I began to think : "Luckily the school administration can look at her and see her as a provocative female," but then I thought... no... that is extremely creepy. I tried to think: "Luckily the school administration can look at her though the eyes of hormone-addled teenage boys to see her as provocative," but then I thought... no... that is weird-creepy.

Imagine sitting in a class where you knew the teacher was literally looking through your clothing to see you as a provocateur? I began wondering if transferring her to a new class in the last two weeks of school would do more harm than good.

It turns out that the principal himself had personally identified her as inappropriately dressed. He had walked up to her during lunchtime and identified her crime where nobody else could. I can't help but think that the principal's action creates an unhealthy atmosphere in his school.

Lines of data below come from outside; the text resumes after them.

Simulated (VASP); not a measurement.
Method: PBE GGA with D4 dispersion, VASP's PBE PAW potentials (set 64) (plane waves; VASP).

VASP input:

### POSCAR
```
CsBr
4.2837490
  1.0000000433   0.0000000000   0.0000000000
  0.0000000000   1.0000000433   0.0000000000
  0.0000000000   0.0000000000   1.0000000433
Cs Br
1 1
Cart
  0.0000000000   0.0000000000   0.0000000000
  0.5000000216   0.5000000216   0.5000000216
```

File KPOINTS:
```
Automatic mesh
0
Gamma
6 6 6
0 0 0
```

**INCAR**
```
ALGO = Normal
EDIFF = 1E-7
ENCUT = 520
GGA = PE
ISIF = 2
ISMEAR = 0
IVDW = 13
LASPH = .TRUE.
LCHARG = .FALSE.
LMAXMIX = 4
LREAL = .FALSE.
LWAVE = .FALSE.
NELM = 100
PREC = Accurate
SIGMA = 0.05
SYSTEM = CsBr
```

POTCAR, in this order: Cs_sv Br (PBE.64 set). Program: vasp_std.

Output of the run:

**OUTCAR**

What does it say to the teachers who had her in class earlier in the day, and didn't notice her inappropriate dress? What does it say to me -- the parent who maintains that her outfit was perfectly OK for school? Will my daughter and her classmates now spend more time thinking about their outfits than their schoolwork -- the real task at hand?

An update from the blogger in response to your questions:
When I picked her up the principal was nowhere to be found, so he did not talk to me directly. I was not given the courtesy of an explanation. My daughter was apparently told that the skirt's hem was half an inch (a little over a cm) too short.

I took the photo in the front office while the administrative staff looked on in horror. I could have taken photos of a couple kids, who were apparently violating the same type of code on school grounds, on my way to and from the office that day, but I thought that might come across wrong. The school's yearbook came out that same day and had pictures of kids with shorter hems than what my daughter had. I think there was selective enforcement going on.

I would like to point out that the level of incredulity towards the idea that this is an inappropriate outfit for junior high school expressed in the comments for this post has really made my daughter feel great. The Kafka-esque way that junior high administrators dole out punishment and make rules dehumanizes kids. They feel unimportant and marginalized. Seeing this type of response to her situation (especially with so many people personally relating) means a lot to her and kids like her. The attention does make her a little uneasy. She says that I could have chosen a better picture.